Wednesday, August 19, 1998

------------------------------------------------------------------------

Most Personal Computers Will Be OK When New Millennium Rolls Around

  

  

THE ASSOCIATED PRESS

 

    NEW YORK -- The question of whether the year 2000 glitch will affect personal computers at home or in the office can be answered with a frustrating ``maybe.''

    Desktop computers and laptops built after 1997 and used for simple tasks such as word processing likely will have no problems when the century rolls over. But older PCs, or those running complex applications, could be bitten by the millennium bug.

    Every computer has a built-in clock chip. A part of the computer called the BIOS (for Basic Input-Output System) accesses or updates the clock and is used whenever the operating system or other applications need a date calculation.

    Problems arise when the millennium rolls around. Depending on the make and model of the PC, the machine will think it is Jan. 1, 2000, or Jan. 1, 1900.

    Your checkbook program could be thrown out of whack, with checks written after Jan. 1, 2000, treated as if they were 100 years old. Computers also keep track of the date that files are created. If the date is off, the computer might erase the newest files when it goes through a hard-drive maintenance because it thinks the files have not been opened in a century.

    This is a problem primarily for people running a version of Microsoft Windows on a machine using Intel-style chips. Apple Macintosh computers, as their users often smugly point out, never had a problem computing dates past the millennium. However, this does not mean that every application for the Mac will function properly.

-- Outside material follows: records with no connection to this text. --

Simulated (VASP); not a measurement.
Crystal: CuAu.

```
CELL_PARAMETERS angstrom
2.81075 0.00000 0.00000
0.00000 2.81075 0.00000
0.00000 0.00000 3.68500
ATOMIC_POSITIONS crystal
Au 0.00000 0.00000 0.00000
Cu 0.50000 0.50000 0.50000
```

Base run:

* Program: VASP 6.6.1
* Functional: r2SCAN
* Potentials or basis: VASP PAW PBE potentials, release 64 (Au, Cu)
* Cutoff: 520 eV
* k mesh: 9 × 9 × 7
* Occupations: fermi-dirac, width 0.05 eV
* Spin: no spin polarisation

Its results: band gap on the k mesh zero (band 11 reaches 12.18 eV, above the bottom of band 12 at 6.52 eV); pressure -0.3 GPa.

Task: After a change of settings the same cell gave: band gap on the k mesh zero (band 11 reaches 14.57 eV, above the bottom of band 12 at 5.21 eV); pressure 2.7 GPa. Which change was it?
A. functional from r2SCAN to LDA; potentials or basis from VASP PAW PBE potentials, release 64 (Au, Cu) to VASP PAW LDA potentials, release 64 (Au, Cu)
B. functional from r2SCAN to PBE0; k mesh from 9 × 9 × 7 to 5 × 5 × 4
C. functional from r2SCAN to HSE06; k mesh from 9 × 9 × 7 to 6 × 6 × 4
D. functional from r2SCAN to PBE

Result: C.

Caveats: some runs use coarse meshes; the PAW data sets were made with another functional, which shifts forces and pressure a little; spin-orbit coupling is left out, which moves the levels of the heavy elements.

    How do you know if the machine that holds your checkbook is going to keep calculating dates correctly? First, set the computer clock to Dec. 31, 1999, 11:59 p.m. and wait. If the clock seems to roll over correctly, and everything seems to work fine, your BIOS is probably OK.

    Now shut off the computer and wait a few minutes. Turn it back on. Is the date still a few minutes after midnight, Jan. 1, 2000? Good, your clock chip is fine, too.